Apr 29, 2025 - 22:37

The direct peer to peer communication is often blocked by NATs that is Network Address translation, NATs hide device IP addresses behind the routers and for security and IP management.

This creates a challenge to create a direct peer-to-peer connection between devices. The STUN servers provide a solution by letting devices learn their own public IP addresses and port numbers as seen by external networks

This article is going to explain

What is a STUN server?
Why is it necessary?
How it works and its important role in enabling modern technologies like WebRTC and VoIP

What is Network Address Translation (NAT)?

What is NAT?

NAT maps multiple private IP address inside a local or private network to a single IP address.

NATs are basically a workaround, that was invented to preserve limited IPv4 address space. they also come with a basic firewall by default, thus unsolicited inbound traffic is automatically blocked

How NAT breaks down connections?

The crux of the problem with NAT is that the traffic coming from public networks do not know which internal device to connect to and gets dropped by the NAT device (router).

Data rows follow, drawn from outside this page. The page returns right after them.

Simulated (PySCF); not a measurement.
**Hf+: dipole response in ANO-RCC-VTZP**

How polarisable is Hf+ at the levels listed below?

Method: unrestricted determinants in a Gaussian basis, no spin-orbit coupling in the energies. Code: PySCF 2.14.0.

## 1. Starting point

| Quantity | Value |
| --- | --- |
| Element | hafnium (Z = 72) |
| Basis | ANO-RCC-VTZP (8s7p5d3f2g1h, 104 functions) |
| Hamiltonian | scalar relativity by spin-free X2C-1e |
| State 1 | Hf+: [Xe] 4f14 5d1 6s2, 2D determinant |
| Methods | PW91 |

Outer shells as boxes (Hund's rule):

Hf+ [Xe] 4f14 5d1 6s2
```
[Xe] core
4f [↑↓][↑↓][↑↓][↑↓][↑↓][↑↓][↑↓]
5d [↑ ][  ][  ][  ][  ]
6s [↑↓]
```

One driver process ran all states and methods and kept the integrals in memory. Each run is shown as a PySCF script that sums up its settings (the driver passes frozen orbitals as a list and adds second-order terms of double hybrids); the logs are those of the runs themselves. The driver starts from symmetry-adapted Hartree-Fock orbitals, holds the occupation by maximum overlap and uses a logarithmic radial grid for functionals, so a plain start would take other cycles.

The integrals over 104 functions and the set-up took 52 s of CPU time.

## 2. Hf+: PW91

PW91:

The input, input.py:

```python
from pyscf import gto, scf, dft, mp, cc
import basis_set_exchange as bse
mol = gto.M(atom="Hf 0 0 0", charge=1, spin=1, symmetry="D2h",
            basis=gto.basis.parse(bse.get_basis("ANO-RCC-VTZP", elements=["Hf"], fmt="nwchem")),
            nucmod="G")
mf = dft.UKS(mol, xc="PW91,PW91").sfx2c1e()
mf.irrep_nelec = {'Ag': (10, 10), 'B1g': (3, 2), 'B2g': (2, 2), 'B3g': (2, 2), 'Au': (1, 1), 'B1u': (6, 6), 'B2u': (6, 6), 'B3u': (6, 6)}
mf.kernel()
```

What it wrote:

For real time apps that rely heavily on UDP — which is chosen for its low latency and simplicity- this becomes a major issue because UDP is stateless.

Without a persistent session or explicit NAT mappings the UDP packets just get dropped

Introducing STUN

STUN — Session Traversal Utilities for NAT — is a protocol that was designed to help devices that are behind NAT to discover their own public facing IP address and port number.

Whenever a client wants to establish a peer-to-peer connection, it first contacts a STUN server on the internet, the STUN server then simply reflects back the observed IP address and port number back to the client

This lets the client know what its public IP address and port number is. The client can then use this information to create a direct connection with another client on the internet.

What STUN does not do?

The important thing to understand is what the STUN does not do. It does not route, relay or carry media or signalling traffic between peers

STUN just provides address discovery. If the direct peer to peer connection fails because of symmetric NAT or firewall rules then a different mechanism called TURN (Traversal Using Relays around NAT) must step in to relay the actual traffic.

TURN Servers

Metered Global TURN servers

Metered Global TURN Servers

Powerful API: Manage TURN servers, credentials, users, and usage data programmatically.
Global Geo-Location Targeting: Routes traffic to the nearest server for optimal performance.
Worldwide Servers: 57 regions including Toronto, Miami, San Francisco, Amsterdam, London, Frankfurt, Bangalore, Singapore, Sydney.
Low Latency: Under 30ms globally.
Cost-Effective: Pay-as-you-go with discounts.
Reliability: 99.999%

The Metered.ca also offers a free turn server called the openrelayproject.org

How STUN server works

The binding Request

The process starts when the client sends a binding request to a known STUN server, this is usually over UDP for speed and simplicity, although TCP is also an option when reliability and NAT behaviour demands.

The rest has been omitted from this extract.